What is a Circular Economy?
Recall, for a moment, a lesson from high school physics: matter is neither created nor destroyed. It can change form, but the same amount of matter always exists. This applies to the world’s manufacturing systems as well.
Globally, we produce a lot of waste. Right now, most products are made, used once, and find their way to a landfill. However, many of these products have the potential to be reused—to change forms—rather than being “destroyed” and wasted.
It’s called a circular economy. A circular economy is a model of production that reduces material use by reusing and recycling materials to keep products in circulation for as long as possible.
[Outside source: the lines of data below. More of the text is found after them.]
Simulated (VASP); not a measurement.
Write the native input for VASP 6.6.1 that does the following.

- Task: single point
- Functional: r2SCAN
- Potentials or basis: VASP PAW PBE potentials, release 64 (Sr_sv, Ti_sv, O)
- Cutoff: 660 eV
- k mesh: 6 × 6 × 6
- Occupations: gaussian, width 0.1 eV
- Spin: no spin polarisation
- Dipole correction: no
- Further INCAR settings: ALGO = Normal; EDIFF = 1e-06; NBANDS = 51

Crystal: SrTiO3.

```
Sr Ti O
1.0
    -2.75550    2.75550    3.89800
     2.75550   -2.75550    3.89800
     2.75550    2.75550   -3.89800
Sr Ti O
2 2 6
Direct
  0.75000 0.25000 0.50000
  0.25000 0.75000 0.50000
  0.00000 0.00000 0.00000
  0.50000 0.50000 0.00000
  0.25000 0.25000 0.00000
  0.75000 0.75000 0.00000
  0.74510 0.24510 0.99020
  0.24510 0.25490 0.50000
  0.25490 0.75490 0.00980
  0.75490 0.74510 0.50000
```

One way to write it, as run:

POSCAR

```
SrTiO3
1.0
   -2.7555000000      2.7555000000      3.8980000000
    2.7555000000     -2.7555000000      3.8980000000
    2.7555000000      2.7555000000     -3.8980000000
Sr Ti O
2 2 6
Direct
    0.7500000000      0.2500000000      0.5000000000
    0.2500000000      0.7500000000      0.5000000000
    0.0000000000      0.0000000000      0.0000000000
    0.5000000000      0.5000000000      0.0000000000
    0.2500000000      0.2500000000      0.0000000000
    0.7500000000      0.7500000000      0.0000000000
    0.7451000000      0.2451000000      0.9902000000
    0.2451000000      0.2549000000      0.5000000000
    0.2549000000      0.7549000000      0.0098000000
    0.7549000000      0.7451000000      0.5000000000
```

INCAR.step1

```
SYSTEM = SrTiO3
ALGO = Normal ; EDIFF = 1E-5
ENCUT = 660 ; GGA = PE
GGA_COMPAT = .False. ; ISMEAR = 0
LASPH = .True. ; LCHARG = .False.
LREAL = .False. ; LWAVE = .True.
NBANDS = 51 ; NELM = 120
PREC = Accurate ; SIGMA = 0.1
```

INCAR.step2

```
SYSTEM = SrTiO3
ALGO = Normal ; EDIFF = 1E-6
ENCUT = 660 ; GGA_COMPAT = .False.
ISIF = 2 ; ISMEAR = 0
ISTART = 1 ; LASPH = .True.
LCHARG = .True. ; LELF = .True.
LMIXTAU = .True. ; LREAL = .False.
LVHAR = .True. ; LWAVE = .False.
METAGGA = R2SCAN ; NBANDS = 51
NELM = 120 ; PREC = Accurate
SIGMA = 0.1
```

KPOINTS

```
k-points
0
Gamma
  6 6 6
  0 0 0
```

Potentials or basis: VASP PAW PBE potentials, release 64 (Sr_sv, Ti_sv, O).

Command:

Linear vs. Circular Economies
Our current manufacturing economy is largely linear, meaning everything that is produced has a starting point and an ending point. Recycling systems are improving, which means some products are used more than once before they are finally disposed of. However, this system still leads to a large amount of waste.
With a circular economy, however, these items and their value are put back into the manufacturing process through reuse, repair, or recycling. The goals of a circular economy are to reduce waste and conserve resources. Glass and aluminum are both 100% recyclable, meaning they can be reused as new glass or aluminum products endlessly with very little loss of product throughout the recycling process. Some types of plastic, such as PET, can be recycled several times, and new molecular technology is improving the recyclability of plastic products.
A well-designed circular economy provides several benefits:
- Fewer raw materials are needed to create new products
- Less time and energy are required to reuse products than to create new products from raw materials
- Less energy is used, which means less greenhouse gas emissions
- The value of products increases because they are able to be continually reused
The Circular Economy and Tennessee
According to a 2021 report released by Ball Corporation, Tennessee has one of the nation’s worst recycling rates. Tennessee’s recycling rate, or the amount of materials recycled out of the total amount produced, was 22%. For comparison, Maine, which was ranked #1 for recycling, had a recycling rate of 74%.
The Tennessee Cleaner Landscapes for the Economy, Agriculture, and Nature (CLEAN) Act is a statewide initiative working to comprehensively address the state’s litter problem. CLEAN aims to prevent litter and, as a result, would improve circularity within Tennessee’s economy. If passed, the legislation would create a commission comprised of citizens dedicated to finding meaningful solutions for our state’s litter issue, material recovery, and reuse.
There are many things you can do right now to be a part of creating a circular economy in Tennessee.
- Recycle. While recycling alone does not lead to a fully circular process, it is an important step. Ultimately, the goal is to make the initial products in the system easier to recycle so they are less likely to degrade and can be put back in the system again and again as functional products.
- Join Tennessee CLEAN. Whether you’re an individual, business, nonprofit, or other community group, you can be part of Tennessee CLEAN. Individuals can sign the Tennessee CLEAN petition to show state legislators how important this issue is to Tennesseans. Businesses and other groups can join the Tennessee CLEAN Coalition, and serve as another voice championing the cause.
- Spread the word. Statewide change requires statewide support and action. Stay up-to-date with all things Tennessee CLEAN on Facebook, Instagram, and Twitter @TennCLEANact. Know someone who wants to see the end of litter in Tennessee? Let them know about Tennessee CLEAN, and ask them to join you in supporting this landmark legislation.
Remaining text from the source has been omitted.